After a few days I followed up with a phone call and gave them my list over the phone as well. Again a few days before the appointment I also called to confirm they would have the gowns there that I wanted to try on and they claimed they hadn’t received my list. I went over it again and was disappointed to discover that they would only have two of the gowns in their store for that Saturday.
But…I also discovered they would have a designer in the store that day. I thought it would be a perfect opportunity to have an expert tell me what would suit my figure and taste. So, I continued with the appointment. Arriving on the day with SM and SS (with both kids in tow) I was so grateful for their efforts to be there for me. Little did I know how much I would need them.
A bad wedding dress shopping experience - no fairytale here!
I walked in first and was greeted by a gum chewing, disinterested girl at reception who couldn’t have cared less who I was or that I had an appointment to choose the most important dress of my life!
They didn’t have the two gowns ready for me to try and just waved me to a rack and said, “just look through those and I’m sure you’ll find something”.
Now, anyone who knows me well will understand this dilemma. It takes me a lot of research to narrow things down and I have a lengthy process of gathering information before making a decision. Especially, important and personal decisions.
I also suffer from shiny object syndrome so pointing me to a rack filled with white, tulle, sequined dresses is a recipe for me becoming lost for hours and then overwhelmed with stimuli.
In an attempt to avoid that fate I headed towards the designer. He was buried amongst a flurry of young bride-to-be’s and I couldn’t get near him. At one point he walked past me and completely ignored me as I attempted to say hello.
Another close encounter with said "designer" had him look me up and down with a frown of disgust. It felt like I wasn’t young enough, or as my fear monkey would have me believe - pretty enough, to warrant his attention. Not cool!

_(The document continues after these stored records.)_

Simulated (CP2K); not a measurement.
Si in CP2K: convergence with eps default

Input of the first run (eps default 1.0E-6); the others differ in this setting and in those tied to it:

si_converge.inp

This was not the fairytale, magical princess wedding dress shopping experience I had imagined it would be!
Overall, there was a distinct lack of professionalism, passion and respect by all the staff which began to infuriate me. Doesn't everyone deserve to feel like important when choosing their special dress, regardless of their age, shape or perceived beauty!
I was increasingly feeling like it was all a bad idea. SM and SS had arrived by now and came to the rescue as best they could. They found a couple of gowns for me to try on but nothing suited me at all.
There was no help from anyone in the store, no advice, no magical moments of feeling like a princess as I chose my special dress and potentially spent thousands of dollars at their store. Nothing! Just a bad wedding dress shopping experience. In the end, we left to go have lunch instead.
The wedding dress shopping experience every girl should have
Walking across the street we came upon another wedding dress store. A small boutique store called Silk and Style Bridal that had a stunning gown in the window. SM suggested we take a look and see if we could make an appointment and I’m so glad we did.
They didn’t stock any of the designers from the previous store but they were so kind and excited for me for my upcoming wedding and suggested several others I could try right there and then.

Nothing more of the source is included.